• Asia Pacific real estate investment volumes down 23% quarter-on-quarter

    21 April 2021

    (21 April 2021, Hong Kong) Asia Pacific’s commercial real estate sector recorded over US$34 billion in direct investments in the first quarter of 2021, a decline of less than 1% year-on-year, says JLL (NYSE: JLL). According to the firm’s Capital Tracker report, investment volumes decreased 23% compared to the fourth quarter of 2020, but outperformed the other two regions – North America, and Europe, Middle East and Africa – which registered larger declines year-on-year.

    Across Asia Pacific, the majority of investment activity occurred in markets with strong domestic liquidity bases. JLL’s analysis reveals that transactions in Japan ($11.5 billion), China ($8.3 billion) and South Korea ($4.3 billion) comprised over 70% of total investment volume in the first quarter, mirroring activity in 2020.

    In signs of growing stability and the brewing desire to allocate capital, global investors continued to ramp up deployments in the first quarter. Volumes into Australia increased by 68% year-on-year ($3.2 billion), buoyed by transactions including the acquisition of Martin Metro Place South Tower by Investa and Manulife. In Singapore, volumes surged by around 280% year-on-year ($2.5 billion), prompted by large investments by global players including the strategic investment of Allianz Real Estate into OUE Bayfront core asset, which is providing confidence of a prolonged recovery of global capital flows into the region.

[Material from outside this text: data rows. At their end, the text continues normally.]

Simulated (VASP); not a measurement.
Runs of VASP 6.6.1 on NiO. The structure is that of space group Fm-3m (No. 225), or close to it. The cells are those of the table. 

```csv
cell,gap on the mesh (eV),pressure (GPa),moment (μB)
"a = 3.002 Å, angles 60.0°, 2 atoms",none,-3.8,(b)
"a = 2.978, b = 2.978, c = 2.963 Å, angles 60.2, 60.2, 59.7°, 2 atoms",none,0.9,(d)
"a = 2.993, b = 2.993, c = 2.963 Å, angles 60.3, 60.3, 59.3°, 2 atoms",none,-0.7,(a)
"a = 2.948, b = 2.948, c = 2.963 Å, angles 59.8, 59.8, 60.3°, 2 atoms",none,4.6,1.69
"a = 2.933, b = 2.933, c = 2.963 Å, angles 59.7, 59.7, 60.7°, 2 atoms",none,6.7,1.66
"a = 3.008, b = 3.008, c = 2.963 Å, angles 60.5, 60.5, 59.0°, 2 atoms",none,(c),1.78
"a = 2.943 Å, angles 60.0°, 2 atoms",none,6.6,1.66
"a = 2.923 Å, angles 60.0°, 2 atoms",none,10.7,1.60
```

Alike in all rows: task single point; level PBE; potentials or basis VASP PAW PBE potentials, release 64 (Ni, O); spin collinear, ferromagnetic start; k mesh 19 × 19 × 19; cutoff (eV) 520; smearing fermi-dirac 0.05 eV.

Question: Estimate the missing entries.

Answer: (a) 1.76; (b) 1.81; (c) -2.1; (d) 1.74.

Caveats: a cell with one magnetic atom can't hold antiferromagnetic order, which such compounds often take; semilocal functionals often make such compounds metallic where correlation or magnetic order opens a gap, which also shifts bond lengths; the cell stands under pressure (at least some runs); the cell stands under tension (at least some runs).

    “Irrespective of the year, first quarter investment volumes are typically on the light side as investors refine strategies, complete due diligence and search for new opportunities – 2021 was no exception. However, solid deal flow in the fourth quarter of 2020 coupled with record amounts of dry powder waiting to be deployed give us confidence that the recovery will gain further momentum as the year progresses,” says Stuart Crow, CEO, Capital Markets, Asia Pacific, JLL. 

    In the first quarter, logistics assets continued to attract investor interest, with volumes rising 26% year-on-year and comprising 23% of all transactions. Office, which remains the region’s largest commercial real estate sector, drew 47% of all investment in the first quarter, amounting to year-on-year growth of 2.5%. Retail and hotel activity made up 22% of all transaction activity in the first quarter, 5% higher year-on-year. Multifamily and other sectors consisted of the remaining 8%. 

    “Allocations to Asia Pacific will only grow in 2021 with transactions fuelled by recent activity in markets with strong domestic liquidity and the region’s attractiveness to global investors. Secular tailwinds will continue to accelerate the weight of capital into sectors like logistics, while new economy themes will drive capital allocations this year and beyond. We maintain that investment volumes will rise by 15 to 20% in 2021, driven by structural growth in logistics, data centres and multifamily sectors, while office investments are likely to rebound in tandem with economic growth,” says Regina Lim, Head of Capital Markets Research, Asia Pacific, JLL.

    According to JLL, uncertainty surrounding regional office demand will continue to weigh on transaction volumes, but the perception of risk around the sector will create opportunities for investors. In the first quarter, office leasing was muted in most metros, but demand picked up in major centres including Seoul, Shanghai and Singapore. The firm predicts that demand for flex space and sustainable, energy efficient buildings will attract investors to the longer-term future of the sector.